When I travel, I like to stop in and snoop around old theaters, whether they’re for live performances or movies. I always ask one of the employees or volunteers if there are any ghost stories about the place. Almost always, there are! Apparently, being dead isn’t enough of an inconvenience to stop some folks from attending a show.
The Town & Gown theater is no different. During my twenty years of assisting with plays here, I’ve heard an unnerving number of ghostly stories from other volunteers. With Halloween in mind, I asked T&G volunteers to jot down some of these experiences. I’ll try to organize them into a “tour” of the theater. Rest assured, any and all ghosts we’ll meet seem to be friendly. Well, for the most part. At times, they can be “playful.” It is, after all, a playhouse.
After you pass through the front doors, keep an eye out for the apparition seen by Circe Van Orden while taking a break from rehearsing The Fantasticks. She was “alone out in the lobby” and saw a feminine figure in a “long dress, hair was done up. She stood up, took a step and she was gone.” Susan Weber also says she caught a “glimpse of a shadow walking through the lobby from the arena.” The arena, by the way, is what we T&G regulars call the seating/performance area.
You might come upon a bit more paranormal activity just after passing from the lobby through the doors leading into the arena. That’s the spot where Cindy Sheets “saw movement in the doorway. It was an adult sized black figure that looked like it had come from the balcony stairs and was walking into the passage leading into the green room. A few seconds later, I saw the same exact thing, balcony stairs to green room. It didn't seem to look at me or pause, just trucked right on to the green room.” This was during rehearsals for And Then There Were None, which we presented in September/October of this year. The Fantasticks was performed back in 2006, showing that the spirits still linger among us.
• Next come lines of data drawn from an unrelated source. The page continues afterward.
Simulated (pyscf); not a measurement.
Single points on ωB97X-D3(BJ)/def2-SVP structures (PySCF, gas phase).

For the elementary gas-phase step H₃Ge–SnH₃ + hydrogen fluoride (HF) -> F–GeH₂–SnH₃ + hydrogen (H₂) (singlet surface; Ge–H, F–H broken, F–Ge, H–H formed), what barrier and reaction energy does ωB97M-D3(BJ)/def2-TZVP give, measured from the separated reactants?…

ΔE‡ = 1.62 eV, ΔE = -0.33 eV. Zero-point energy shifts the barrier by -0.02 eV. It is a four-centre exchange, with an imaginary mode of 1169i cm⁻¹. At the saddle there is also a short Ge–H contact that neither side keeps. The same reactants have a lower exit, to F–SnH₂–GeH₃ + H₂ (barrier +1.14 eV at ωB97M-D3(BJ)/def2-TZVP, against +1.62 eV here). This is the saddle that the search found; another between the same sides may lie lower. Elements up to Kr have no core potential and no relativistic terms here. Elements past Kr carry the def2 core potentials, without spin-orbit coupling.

I’m happy to declare that, during performances, any and all ghosts are generally respectful, quiet audience members (which, now that I think about it, probably isn’t helping ticket sales any). At the end of most shows, when the actors take their bows, they typically raise their hands to acknowledge the sound and light crew members up in the booth. Spend enough time in that booth, and you’re liable to come back down with a creepy tale to tell.
Perhaps the weirdest of all these stories comes from Charissa Prchal. A play titled The Night of January 16th was performed in 2014, and Charissa was able to run both sound and lights—and play a short role. She put on her costume while up in that dimly lit booth. “One of the nights,” she says, “I had the dress on & was reaching to pick up the shoes when something was tugging upward on the back of my dress so hard I thought I'd gotten it caught on something, but of course nothing was anywhere near. . . . I ran downstairs to pause & put the shoes on. And there discovered that I hadn't pulled the zipper up on the dress.” In other words, the ghost was trying to tell Charissa to make herself presentable. This is why I say the ghosts are friendly.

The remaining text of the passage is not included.